Shippers using Jawaharlal Nehru Port Trust (JNPT) benefited from much improved productivity and trade services last fiscal year, including automated processes and closer stakeholder coordination, but their participation in the port’s road-to-rail freight conversion program did note an increase — and this was despite government incentives and pressure.
A new provisional port freight data analysis by JOC.com shows JNPT’s rail share in fiscal year 2017-2018, which ended March 31, remained essentially flat compared with the previous year — at 14.6 percent. By volume, railed containers totaled 704,835 TEU out of the port’s total volume of 4.83 million TEU. That contstrats with 659,431 TEU and 4.5 million TEU, respectively, in fiscal 2016-2017.
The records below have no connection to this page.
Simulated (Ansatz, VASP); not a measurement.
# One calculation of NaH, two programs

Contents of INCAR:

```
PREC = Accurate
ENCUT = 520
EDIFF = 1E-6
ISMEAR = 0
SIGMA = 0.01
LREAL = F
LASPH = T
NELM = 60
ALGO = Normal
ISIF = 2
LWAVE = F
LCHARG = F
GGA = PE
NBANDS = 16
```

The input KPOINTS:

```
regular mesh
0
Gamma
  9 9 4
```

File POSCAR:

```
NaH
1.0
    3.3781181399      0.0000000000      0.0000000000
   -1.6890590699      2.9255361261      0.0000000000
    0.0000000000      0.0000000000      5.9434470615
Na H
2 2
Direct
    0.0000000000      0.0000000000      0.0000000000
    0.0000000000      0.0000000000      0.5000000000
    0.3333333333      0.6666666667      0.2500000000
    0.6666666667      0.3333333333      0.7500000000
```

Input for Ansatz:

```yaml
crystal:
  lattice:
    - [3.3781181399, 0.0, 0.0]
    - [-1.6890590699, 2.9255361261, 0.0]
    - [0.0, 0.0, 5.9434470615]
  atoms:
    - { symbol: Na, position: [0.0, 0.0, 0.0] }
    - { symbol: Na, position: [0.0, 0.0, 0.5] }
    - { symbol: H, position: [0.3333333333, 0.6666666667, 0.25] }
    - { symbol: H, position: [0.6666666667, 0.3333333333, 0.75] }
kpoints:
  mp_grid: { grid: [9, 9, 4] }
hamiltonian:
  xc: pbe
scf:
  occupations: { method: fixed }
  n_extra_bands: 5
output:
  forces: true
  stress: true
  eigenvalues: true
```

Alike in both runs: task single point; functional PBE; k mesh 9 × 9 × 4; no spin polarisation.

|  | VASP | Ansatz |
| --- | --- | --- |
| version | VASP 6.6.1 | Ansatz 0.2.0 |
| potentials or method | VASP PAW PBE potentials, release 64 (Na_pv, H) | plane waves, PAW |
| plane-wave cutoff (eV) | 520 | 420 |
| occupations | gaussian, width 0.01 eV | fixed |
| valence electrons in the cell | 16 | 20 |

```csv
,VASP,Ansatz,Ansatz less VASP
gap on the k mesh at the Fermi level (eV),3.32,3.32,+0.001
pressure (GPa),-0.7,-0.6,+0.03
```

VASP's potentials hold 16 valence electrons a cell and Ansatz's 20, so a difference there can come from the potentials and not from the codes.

And, not surprising, JNPT’s over-the-road traffic share was also static, at 84 percent, with trucks handling 4.06 million TEU, compared with 3.8 million TEU previously, according to the analysis.
JNPT represents nearly half of India’s total container freight and, as such, a larger freight shift from trucks to rails is viewed as an effective way to relieve pressure on space-constrained landside operations that intermittently cause congestion and gate closures at the public harbor. Such occurrences in recent weeks slowed operations at terminals operated by APM Terminals and DP World, and customs authorities have scheduled a Thursday meeting with various stakeholders to weigh remedial measures.
The government of India has been pushing authorities at major public ports, particularly JNPT, to scale up their intermodal volumes to tackle notorious congestion issues and, in turn, prevent shippers from diverting cargo to privately operated minor ports, which have ample spare capacity and sophisticated infrastructure, including speedier rail-handling.
Absence of on-dock infrastructure at JNPT cited
Radio-frequency identification services provider DMICDC Logistics Data Services, in its various productivity reports, attributed the rail sluggishness at JNPT to the absence of on-dock infrastructure capable of operating dedicated trains for each terminal, instead of the complicated “inter-terminal, mixed train” system currently used during operations.
“Mixed container stacking at [the] yard of a different terminal leads to challenges in retrieving the same and at times, leads to the possibility of containers missing the vessel and loss of revenue for the shipping line,” the agency stated.
The other, longstanding stumbling block at JNPT has been the price differential between rail and road. Moreover, although the port sought to allay that concern with an equalized, common terminal tariff plan, started in early 2017, more competitive point-to-point intermodal rates and better services still remain the bigger draw for shippers.
JNPT has been working closely with the Ministry of Railways and intermodal operator Container Corporation of India to augment rail capacity and streamline operations and to that end, efforts are under way to set up a “common rail yard” for all terminals.
However, authorities see Indian Railways’ under-construction, dedicated rail freight corridor — linking JNPT with northern hinterland points — as their best, long-term bet to address shippers’ frustrations with connectivity limitations. The need for that rail freight corridor has been magnified after the opening of PSA International’s facility in February; it has a 2.4 million-TEU capacity.